Finding $n$ points $x_i$ in the plane, with $\sum_{i=1}^n \vert x_i \vert^2=1$, minimizing $\sum_{i\neq j}^n \frac{1}{\sqrt{\vert x_i-x_j \vert}}$

Question

Let $x_1,..,x_n$ be points in $\mathbb R^2$ under the constraint

$$\sum_{i=1}^n \vert x_i \vert^2=1.$$ So not all the points are on the circle, but their sum of the norms is constrained.

I am looking for the minimizing configuration of the function $$f(x_1,..,x_n):=\sum_{i\neq j}^n \frac{1}{\sqrt{\vert x_i-x_j \vert}}$$

According to some of the first answers, it seems that we get orbits around a centre. Is there any explanation for that?

Please let me know if you have any questions.
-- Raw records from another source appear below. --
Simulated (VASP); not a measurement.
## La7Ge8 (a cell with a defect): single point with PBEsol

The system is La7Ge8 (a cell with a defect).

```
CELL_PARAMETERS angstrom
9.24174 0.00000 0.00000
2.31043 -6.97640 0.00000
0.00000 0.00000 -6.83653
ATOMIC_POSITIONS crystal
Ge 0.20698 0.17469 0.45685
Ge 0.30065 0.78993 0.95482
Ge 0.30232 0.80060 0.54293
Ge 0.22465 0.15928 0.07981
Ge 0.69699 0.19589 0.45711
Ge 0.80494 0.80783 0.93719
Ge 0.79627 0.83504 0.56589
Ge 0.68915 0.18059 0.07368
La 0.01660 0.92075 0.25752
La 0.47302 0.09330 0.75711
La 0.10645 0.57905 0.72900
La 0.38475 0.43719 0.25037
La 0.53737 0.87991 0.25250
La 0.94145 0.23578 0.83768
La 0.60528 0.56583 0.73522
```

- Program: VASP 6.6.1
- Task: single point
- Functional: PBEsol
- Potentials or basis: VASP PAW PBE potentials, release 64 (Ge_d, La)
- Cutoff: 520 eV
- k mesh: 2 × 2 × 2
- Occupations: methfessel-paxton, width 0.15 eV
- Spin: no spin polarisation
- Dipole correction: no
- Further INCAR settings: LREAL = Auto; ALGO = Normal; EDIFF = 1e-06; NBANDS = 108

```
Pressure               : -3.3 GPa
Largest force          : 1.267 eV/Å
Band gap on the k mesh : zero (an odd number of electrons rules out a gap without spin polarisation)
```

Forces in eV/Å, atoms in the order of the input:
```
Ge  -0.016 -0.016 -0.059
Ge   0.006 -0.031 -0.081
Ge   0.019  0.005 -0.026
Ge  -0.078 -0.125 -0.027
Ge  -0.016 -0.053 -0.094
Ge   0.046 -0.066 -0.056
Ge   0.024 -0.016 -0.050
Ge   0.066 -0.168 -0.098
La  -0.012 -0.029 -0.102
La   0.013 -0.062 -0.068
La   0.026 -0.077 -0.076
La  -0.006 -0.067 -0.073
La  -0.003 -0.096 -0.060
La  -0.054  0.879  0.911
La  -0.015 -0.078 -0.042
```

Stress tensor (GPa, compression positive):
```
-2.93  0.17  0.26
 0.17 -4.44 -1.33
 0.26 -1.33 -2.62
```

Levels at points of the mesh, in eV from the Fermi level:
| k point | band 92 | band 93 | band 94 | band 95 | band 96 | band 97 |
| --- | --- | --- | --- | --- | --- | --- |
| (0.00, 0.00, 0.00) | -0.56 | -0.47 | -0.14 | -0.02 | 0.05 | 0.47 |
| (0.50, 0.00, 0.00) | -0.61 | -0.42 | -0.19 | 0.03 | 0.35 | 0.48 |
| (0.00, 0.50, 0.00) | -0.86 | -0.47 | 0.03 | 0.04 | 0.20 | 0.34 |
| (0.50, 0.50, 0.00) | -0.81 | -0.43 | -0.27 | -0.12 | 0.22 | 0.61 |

in the case that the norm is euclidian, $f$ is differentiable as a function from $\mathbb{R}^{2n}$ to $\mathbb{R}$ so you can use lagrange multipliers. It would be good to know whether your $f$ is differentiable. — fGDu94, Dec 23 '19 at 03:40
the problem is however to solve the equations for the first derivative. — , Dec 23 '19 at 03:41
This looks like a 2D version of the Thomson problem. Judging by the known 3D configurations, you are right. — Conifold, Dec 23 '19 at 04:13
See a proof in Cohn, Global Equilibrium Theory of Charges on a Circle. It is elementary but not short or straightforward. — Conifold, Dec 23 '19 at 04:21
@Conifold not quite, the difference to what you suggest is that in your case every particle is constrained to be on a circle. In my case the constraint is even weaker, it is that the sum of the norms of the particles adds up to one. — , Dec 23 '19 at 04:24
@Conifold put differently, I guess you would have to argue that the minimal configuration is attained for particles on a circle first. — , Dec 23 '19 at 04:45
Sorry, I did not look at the condition closely enough. Unlike with the Thomson's problem, I have no idea what this constraint represents intuitively, so can't tell if it is even reasonable to expect that it is confined to a circle. — Conifold, Dec 23 '19 at 04:48
If $|\cdot|$ is the Euclidean norm, then the stationarity condition for optimality gives you $\sum_j\frac{x_{i1}-x_{j1}}{2|x_i-x_j|^{5/2}}=-2\lambda x_{i1} \Leftrightarrow \sum_j\frac{1-x_{j1}/x_{i1}}{2|x_i-x_j|^{5/2}}=-2\lambda $, (up to sloppiness), and the same for $x_{i2}$. I think that the fact that this expression is constant for all points might help prove your conjecture, by some symmetry-related argument. — cangrejo, Dec 23 '19 at 15:59
Well I can prove the conjecture for the very easy special case $n=2$ if you want — Maximilian Janisch, Dec 23 '19 at 16:30
My comment above assumes no coordinate is zero, so the r.h.s. of the two-way implication can be ignored and the same point holds. — cangrejo, Dec 23 '19 at 16:40
@MaximilianJanisch nice one ;), but you made a good point. It is clearly true for let's say $n=2$ and $n=3.$ — , Dec 23 '19 at 17:44
If my calculations are correct: for $n$ large, with points regularly spaced around a circle of radius $1/\sqrt{n},$ moving one of the points to the origin will decrease $f$ by about $(c-1) n^{5/4}$ where $c=\tfrac{1}{2\pi} \int_0^{2\pi} ((1 + \sin t)^2 + \cos^2 t)^{-1/4} dt\approx 1.18.$ You can then scale up to hit the $\sum|x_i|^2$ constraint, which only reduces $f$ more. If correct, this would refute your conjecture. — Dap, Dec 26 '19 at 15:38
It might be worth noting that your constraint essentially says that the $x_i$ are pairs of coordinates of a point on the unit sphere in $\mathbb{R}^{2n}$; I'm not sure that's much great help here but it gives another slightly different perspectrive on the problem... — Steven Stadnicki, Dec 26 '19 at 21:59

Hyperplane · Accepted Answer · 2019-12-29T16:56:14.057

After running some numerical experiments, it seems your conjecture, that the optimum is attained when the points are arranged as a regular polygon, is wrong for $n\ge 10$.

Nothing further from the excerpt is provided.